Landscape photo gear on the other hand does not need to be big or expensive.

Traditional landscape photography had the goal of capturing the whole scene in front of you - the wide vistas - and for these types of photographs you need a wide-angle lens.

But it got to the stage where so many photographers took photographs of the same famous scenes that now other landscape photographers have started to either shoot the same subject from different angles or under adverse weather conditions to get a different-looking photograph and not just be seen as copying another photographer.

The other option is for you to go and find new landscape subjects but that is not so easy as most of the world has been photographed! It is easier to try and photograph the icons in a more creative way.

From this scenario the concept of 'intimate landscapes' was born - instead of photographing the whole wide scene in front of you, you would look for just a small appealing element of the scene to photograph. The wide angle lens was replaced by a normal or telephoto lens.

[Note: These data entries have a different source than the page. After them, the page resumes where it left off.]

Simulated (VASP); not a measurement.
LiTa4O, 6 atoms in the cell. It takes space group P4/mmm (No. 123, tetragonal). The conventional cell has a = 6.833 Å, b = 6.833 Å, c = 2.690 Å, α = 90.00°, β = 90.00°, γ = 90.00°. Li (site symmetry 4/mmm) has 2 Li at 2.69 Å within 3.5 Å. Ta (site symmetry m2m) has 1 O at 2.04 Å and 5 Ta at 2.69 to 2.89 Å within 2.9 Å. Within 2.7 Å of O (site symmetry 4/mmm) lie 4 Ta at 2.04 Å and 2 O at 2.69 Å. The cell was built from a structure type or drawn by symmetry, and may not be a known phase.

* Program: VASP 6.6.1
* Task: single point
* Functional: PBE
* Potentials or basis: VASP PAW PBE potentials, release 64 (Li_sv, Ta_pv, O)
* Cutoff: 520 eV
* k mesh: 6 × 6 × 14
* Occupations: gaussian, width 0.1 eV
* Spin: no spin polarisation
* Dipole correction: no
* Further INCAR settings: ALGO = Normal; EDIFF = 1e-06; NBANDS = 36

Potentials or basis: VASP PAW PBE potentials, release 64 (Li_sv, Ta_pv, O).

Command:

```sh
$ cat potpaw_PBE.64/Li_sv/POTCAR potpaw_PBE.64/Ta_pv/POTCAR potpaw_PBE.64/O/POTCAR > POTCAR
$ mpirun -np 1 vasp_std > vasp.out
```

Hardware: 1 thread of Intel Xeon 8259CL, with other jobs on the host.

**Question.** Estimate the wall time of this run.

Subjects for landscape photography are diverse and can include the following:

• Canyons

• Coastlines

• Deserts

• Forests

• Lakes

• Mountains

• Plains

• Rivers

• Waterfalls

• Intimate landscapes (small details from any of these subjects)

In order to photograph the above subjects you need 'normal' (40-60mm) to wide angle lenses. If you are a macro photographer you could also use your 60mm, 90mm, 105mm macro lens for landscapes.

Here is our landscape photo gear:

Nikon 18-200mm zoom lens This lens has a zoom coverage of 11x from the widest 76 degrees at 18mm to the 8 degree maximum telephoto at 200mm. This lens is sharp - I dropped my first lens and could have replaced it with another zoom lens but I replaced it with another 18-200.

Nikon 10-24mm f/3.5-4.5 zoom - This lens is small, light, sharp and has a coverage at its widest of 109 degrees.

Nikon 60mm f2.8 Macro lens - very sharp lens with a 'normal' field of view (that portrays the world as we see it with our eyes).

Nikon 50mm f1.4 lens - we mainly use this lens for star-trails or for nocturnal photography.

Nikon 10.5mm fisheye lens - 180 degrees coverage but with some distortion so I use it mainly for star-trails. If there are lines, like the horizon, it (the horizon) needs to be placed in the centre of the frame to ensure that the line does not bend.

Some professional landscape photographers use a fisheye but most use ultra-wide angle lenses, such as the Nikon 14-24mm f2.8, (it is an expensive lens) that do not distort lines but still offer a very wide angle.

Up until recently my widest lens was the 18mm and you may also not have an ultra wide angle lens, so how do you then get photographs of the wide vistas?

Not to fret - you can do panoramas. Shoot a few overlapping frames and then stitch them together! You also don't need Photoshop as there is free software that you can download for the pano-stitching.

For intimate landscapes we use any telephoto lens that is appropriate such as the 18-200 zoom, the 200mm f4 macro, 80-400mm zoom or the 200-400mm f4 zoom lens.

2015 Update

These are now our landscape photography lenses:

Nikon 70-300mm f4.5-f5.6 zoom lens This lens serves as my backup to the Sigma 150-600mm Sport lens and is very sharp.

Nikon 16-35mm f4 zoom - This lens is sharp and has a coverage at its widest of 107 degrees on an FX body.

Nikon 60mm f2.8 Macro lens - very sharp lens with a 'normal' field of view (that portrays the world as we see it with our eyes).

Nikon 50mm f1.8 lens - the f1.8 lens produces much sharper images at the wider apertures than the f1.4 50mm lens.

Sigma Nikon 15mm f2.8 fisheye lens - this lens suits us better than the Nikon as it focuses closer for macro images.  


In addition to the right lenses you will need some accessories...

• A sturdy tripod with ball-head

• A cable release - for use of slow shutter speeds to ensure sharp photographs, vibrant colors and to enable you to shoot star-trails and star-points.

• Filters - there are three important filters for landscapes - polarizer, split neutral density and neutral density.

And that sums up our landscape photo gear.